Currently a single visitor to Cape Town cannot get to and from Cape Point or Franschhoek for under R550 and that requires joining a tour of up to 50 people. To get there visitors need to join a tour group, hire a car, take a hotel shuttle facility or taxi service such as Uber or private operators.
These are expensive options: Uber to Franschhoek is 600 rand one-way and a shuttle service from a hotel is typically 700 – 800 rand.
Cape Comoot will initially run from Greenmarket Square to Cape Point and Franschhoek and will cost only R99 for a one-way trip. The company has plans to expand to Stellenbosch and Hermanus in the near future.
Cape Comoot is the brainchild of Martin Bo Nielsen, the founder of Cape Town Free Walking Tours, which has over 60 000 guests yearly. With a history of launching disruptive businesses, Martin and his business partner Yolandie Le Grange have an eye for spotting gaps in the market and a passion for making a difference to communities around them.

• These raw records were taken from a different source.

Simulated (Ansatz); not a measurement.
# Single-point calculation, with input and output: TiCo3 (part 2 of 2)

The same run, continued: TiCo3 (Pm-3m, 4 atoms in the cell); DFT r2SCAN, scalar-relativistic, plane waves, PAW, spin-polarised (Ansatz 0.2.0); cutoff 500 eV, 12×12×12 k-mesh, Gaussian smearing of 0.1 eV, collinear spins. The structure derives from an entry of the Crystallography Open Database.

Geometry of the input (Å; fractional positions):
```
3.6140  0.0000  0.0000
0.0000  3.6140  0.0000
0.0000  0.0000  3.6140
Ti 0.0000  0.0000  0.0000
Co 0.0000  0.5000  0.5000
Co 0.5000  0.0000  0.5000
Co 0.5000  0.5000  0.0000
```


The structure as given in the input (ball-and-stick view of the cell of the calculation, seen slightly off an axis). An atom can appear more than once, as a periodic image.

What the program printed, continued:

“We have been asked how we can provide a shuttle service at R99 one way when the industry is currently charging 800 to 1500 rand easily per person,” says Cape Comoot co-owner Yolandie Le Grange.
“This is part of our bold business model and we know we may get some resistance from the industry. We are absolutely passionate about the fact that guests to the city should be able to take transport at a price closer to what they would get if they were to take public transport in any other global destination.”
Some people were not happy with the launch of Cape Town Free Walking Tours which operates using professional tour guides on a tip only basis. When it was launched four years ago, tour guide operators believed that the free walking tours would destroy their business, but this has not been the case.
“Cape Town has become a mainstream destination with tourists expecting the same service, facilities and convenience found at destinations such as London, Tokyo or Paris,” says Nielsen.
“Tourists come to South Africa and expect public transport to tourist sites outside of the city centres. The independent travelers also want to go straight to their destination, without the inconvenience of sitting through twenty stops along the way or taking a tour bus.”
“On the walking tours the guests ask us all the time if there are any simple public transport options to destinations outside Cape Town.”
The company hopes that the industry will see and acknowledge that they are trying to create an alternative to renting cars, and as Cape Town is growing into a global destination they think it is time for a service like this.
Cape Comoot’s shuttles might be the cheapest, but the company is certainly not skimping on quality.
Cape Comoot currently has a network of drivers with quality shuttles that have air conditioning, free Wifi, and mobile phone charging stations, redefining what cheap transport means.